As American soldiers face battle in Yugoslavia, CBS News Correspondent Rita Braver looks at the climate both here and abroad, and asks some tough questions. This special column for CBS.com is updated each week for the CBS News Sunday Morning site on CBS.com. An archive of The Braver Line is available.



It is springtime in Washington. The forsythia and dogwood are blossoming. The air has been balmy. But somehow, with bombs falling in Yugoslavia, and refugees streaming across the border, and U.S. servicemen in enemy hands, it seems wrong to celebrate.

Writing a story about an artist, or a choreographer, or even about urban policy feels frivolous. Everything pales before the video of families fleeing, grandparents carted along in wheelbarrows, wives terrified about the fate of their missing husbands, children sobbing for their homes.

Kosovo, of course, is not the only place on the planet where persecution and misery reign supreme. But since this has become an American conflict, we cannot stop thinking about it, and indeed we should not want to feel immune from the pain of seeing so much anguish.

What, we wonder, if NATO had not launched bombing attacks? Wouldn't the Serb's slow and steady oppression of Kosovo Albanians have been preferable to the dramatic upheaval we are seeing today? What if we have made it worse?

President Clinton insists that we have not, that Slobodan Milosevic was determined to purge Kosovo of its ethnic Albanian population, that at the very most we speeded up a process that was well underway. He may be correct.

But for a generation of Americans who grew up during the Vietnam War, there is no forgetting that honorable goals can have unintended consequences. There is also no forgetting that it is easy to underestimate an enemy's willingness to fight to the death.

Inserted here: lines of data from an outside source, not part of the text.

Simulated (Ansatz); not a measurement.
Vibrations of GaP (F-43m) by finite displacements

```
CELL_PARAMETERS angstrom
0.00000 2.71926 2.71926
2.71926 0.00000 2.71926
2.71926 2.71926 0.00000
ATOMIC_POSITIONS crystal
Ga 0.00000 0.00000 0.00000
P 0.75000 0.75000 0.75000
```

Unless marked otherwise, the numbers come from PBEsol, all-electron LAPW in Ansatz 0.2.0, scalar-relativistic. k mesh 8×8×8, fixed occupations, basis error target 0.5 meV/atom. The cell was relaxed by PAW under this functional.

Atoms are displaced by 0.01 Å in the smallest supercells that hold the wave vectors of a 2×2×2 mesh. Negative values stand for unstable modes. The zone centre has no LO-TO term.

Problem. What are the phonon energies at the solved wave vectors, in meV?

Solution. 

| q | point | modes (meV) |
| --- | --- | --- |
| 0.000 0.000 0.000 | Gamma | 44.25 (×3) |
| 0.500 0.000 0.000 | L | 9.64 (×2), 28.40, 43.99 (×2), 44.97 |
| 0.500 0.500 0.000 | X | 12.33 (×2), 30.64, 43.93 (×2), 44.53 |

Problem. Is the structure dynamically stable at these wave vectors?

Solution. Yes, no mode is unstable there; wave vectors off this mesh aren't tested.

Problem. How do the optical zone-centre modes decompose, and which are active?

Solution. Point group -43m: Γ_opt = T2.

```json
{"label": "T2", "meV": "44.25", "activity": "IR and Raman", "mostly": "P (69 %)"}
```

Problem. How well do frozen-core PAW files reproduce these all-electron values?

Clinton Administration officials argue that getting involved in Kosovo was a strategic necessity, because instability in Yugoslavia would threaten all of eastern Europe, and ultimately western Europe as well.

Other policy analysts have dismissed that argument as nonsense.

But as we watch those excruciating pictures, strategic interests are not really uppermost in our minds. We simply want the suffering to end, the good guys to prevail.

Like it or not, we are involved. Now we want it to mean something.